Carl made a good point, this has ramifications not just for Syria, has ramifications for our relationship with our allies, with the Russians, with the Iranians, with the Israelis who are obviously on the border there. So, there're so many issues that the American people need to hear from their Commander in Chief about before we do anything. I would also say as a personal plea there, people in Syria, as we saw from those awful pictures who are literally getting murdered in heinous ways that violate the Geneva Convention. I hope and pray this President takes a look at the refugee apology that he opposes.

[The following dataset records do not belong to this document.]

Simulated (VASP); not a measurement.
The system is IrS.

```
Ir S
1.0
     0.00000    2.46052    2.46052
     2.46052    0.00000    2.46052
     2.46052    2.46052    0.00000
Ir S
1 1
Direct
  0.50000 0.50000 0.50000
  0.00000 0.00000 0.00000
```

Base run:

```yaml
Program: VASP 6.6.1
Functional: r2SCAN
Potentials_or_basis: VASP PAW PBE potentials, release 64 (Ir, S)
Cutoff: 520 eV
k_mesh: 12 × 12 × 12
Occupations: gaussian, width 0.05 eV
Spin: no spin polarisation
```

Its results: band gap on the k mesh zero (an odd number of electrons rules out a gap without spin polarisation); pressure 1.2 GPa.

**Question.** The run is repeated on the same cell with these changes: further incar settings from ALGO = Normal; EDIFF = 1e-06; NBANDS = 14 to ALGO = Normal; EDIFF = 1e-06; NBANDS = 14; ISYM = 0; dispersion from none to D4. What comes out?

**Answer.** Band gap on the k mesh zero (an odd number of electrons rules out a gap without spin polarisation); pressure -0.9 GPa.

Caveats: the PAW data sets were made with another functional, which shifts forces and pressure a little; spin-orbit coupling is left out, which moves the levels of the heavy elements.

MACCALLUM: Carl, last words.
HIGBIE: Well, I think that, you know, Bashar al-Assad doesn't give a damn about the, you know, refugees, individuals suffering in his own country. So, we need to keep that in mind when we weigh the costs on what's it going to for us and our resources, our American soldiers, and lives to solve this problem.
MACCALLUM: Thank you, both. Good to have you here tonight.
HIGBIE: Thank you.
MACCALLUM: So, coming up, history unfolding today on the senate floor in a bid to confirm Judge Neil Gorsuch to the Supreme Court. Congress could be forever changed. Plus, new fallout after House Intelligence Chairman, Devin Nunes, recuses himself from the probe into the Trump campaign and Russia. Intel Committee Member Congressman, Chris Stewart, is here on why he thinks the investigation will move forward without issue. Then, former Intelligence Chairman, Pete Hoesktra, here. He says Mr. Nunez was brought down in order to distract from the revelations about Susan Rice. Straight ahead.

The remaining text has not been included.